But at home, Suzman’s Jewish identity was a more vexing, much less embraced dimension of her persona — according to South Africa’s Jewish community and Suzman herself.
In 2007, when the South African Jewish Board of Deputies gave her its seventh annual humanitarian award, which recognizes the work of a Jewish community member, Suzman, typically forthright, raised an eyebrow regarding the belated honor. “It’s about time,” she said bluntly.
Earlier, Suzman told one interviewer, “I thought that the Jewish Board of Deputies should have spoken up more against apartheid.”
The timing of the communal acknowledgment was no simple oversight. During the era of apartheid, which ended only with South Africa’s first free elections in 1994, the SAJBD promoted a policy of political non-involvement as the best course of action to defend South African Jewish interests. For decades, the SAJBD maintained a cordial relationship with the apartheid government. Believing that Jews should not compromise their group interests by opposing the ruling powers, the board’s leaders discouraged criticism of apartheid.
This contrasted strikingly with the stance that American Jewish organizations took, in varying degrees and forms, toward racial segregation in the American South during the 20th century. Civil rights was a cause they embraced, even at the cost of discomfiting Jews living in areas where the Jim Crow laws reigned.
The difference is crucial to understanding Suzman’s relationship to her own community.
While Suzman was critical of the SAJBD’s political quiescence, her thinking in regard to the relationship between her political career and her Jewish identity was, ironically, consistent with the SAJBD’s view.

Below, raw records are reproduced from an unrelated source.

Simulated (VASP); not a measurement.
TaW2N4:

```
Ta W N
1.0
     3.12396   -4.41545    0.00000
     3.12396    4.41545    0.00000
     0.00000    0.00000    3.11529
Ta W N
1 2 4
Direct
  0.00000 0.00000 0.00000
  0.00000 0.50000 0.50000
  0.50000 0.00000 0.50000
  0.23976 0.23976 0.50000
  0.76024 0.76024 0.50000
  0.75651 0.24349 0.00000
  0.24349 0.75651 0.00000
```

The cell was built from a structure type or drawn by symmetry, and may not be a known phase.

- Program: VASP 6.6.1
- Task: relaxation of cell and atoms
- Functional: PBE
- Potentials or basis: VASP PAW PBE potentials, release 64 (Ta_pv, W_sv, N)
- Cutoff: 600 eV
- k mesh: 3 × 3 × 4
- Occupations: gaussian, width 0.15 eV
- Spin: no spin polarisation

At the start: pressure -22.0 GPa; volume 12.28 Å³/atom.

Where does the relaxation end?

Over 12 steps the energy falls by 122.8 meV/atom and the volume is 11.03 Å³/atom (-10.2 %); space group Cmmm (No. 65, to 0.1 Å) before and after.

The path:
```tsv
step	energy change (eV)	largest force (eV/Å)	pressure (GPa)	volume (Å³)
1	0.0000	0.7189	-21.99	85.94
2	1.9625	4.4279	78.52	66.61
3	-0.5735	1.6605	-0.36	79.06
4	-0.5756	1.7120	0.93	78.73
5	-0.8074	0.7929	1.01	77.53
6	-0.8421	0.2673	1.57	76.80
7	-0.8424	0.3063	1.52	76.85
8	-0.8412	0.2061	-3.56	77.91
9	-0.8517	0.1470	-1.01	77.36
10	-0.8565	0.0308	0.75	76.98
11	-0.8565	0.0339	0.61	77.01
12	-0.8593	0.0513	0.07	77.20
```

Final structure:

“I never, ever spoke officially as a Jew!” Suzman said.
The SAJBD denied that Jews had the right as Jews to be politically involved; Jews who opposed apartheid, it said, did so as individuals, not as members of the Jewish community.
In her personal life, Suzman understood Yiddish and was very pro-Israel. But according to Selma Browde, her longtime friend and political colleague, “Helen never felt part of the Johannesburg Jewish community as such.” Suzman was totally uninterested in religion and never attended synagogue. “There were no rabbis who ever had any influence in my life,” she once told an interviewer.
“Her world was a political world, really. The people that she worked with, the way her life was spent was more in a political environment,” Browde said.
Nevertheless, she was often perceived by apartheid supporters as a troublesome Jew and subject to antisemitic vituperation.
Some of her Nationalist parliamentary counterparts saw her, Suzman said, “as just another cheeky little Jewish girl,” Browde told an interviewer. Along with other strong responses that her liberal views elicited from members of the public, Suzman received antisemitic hate mail. In letters addressed, for example, to “The Yiddisher-Bantu Expert,” she wrote to her daughter in London, “my anonymous admirer, Yok… literally bombards me with his charming postcards addressed to der Yiddisher Know-All from Houghton and advising me to go stick my long Jewish nose in the Knesset and leave nice Christian parliaments to nice Christians.”
In fact, for several decades, Suzman courageously fought the inequities of apartheid from within South Africa’s apartheid parliament, paying close attention to their impact on the lives of millions of ordinary South Africans.
While Suzman has been criticized by some for having worked within the apartheid system, her presence in the belly of the beast helped to shine a spotlight on the system’s mechanisms and travesties.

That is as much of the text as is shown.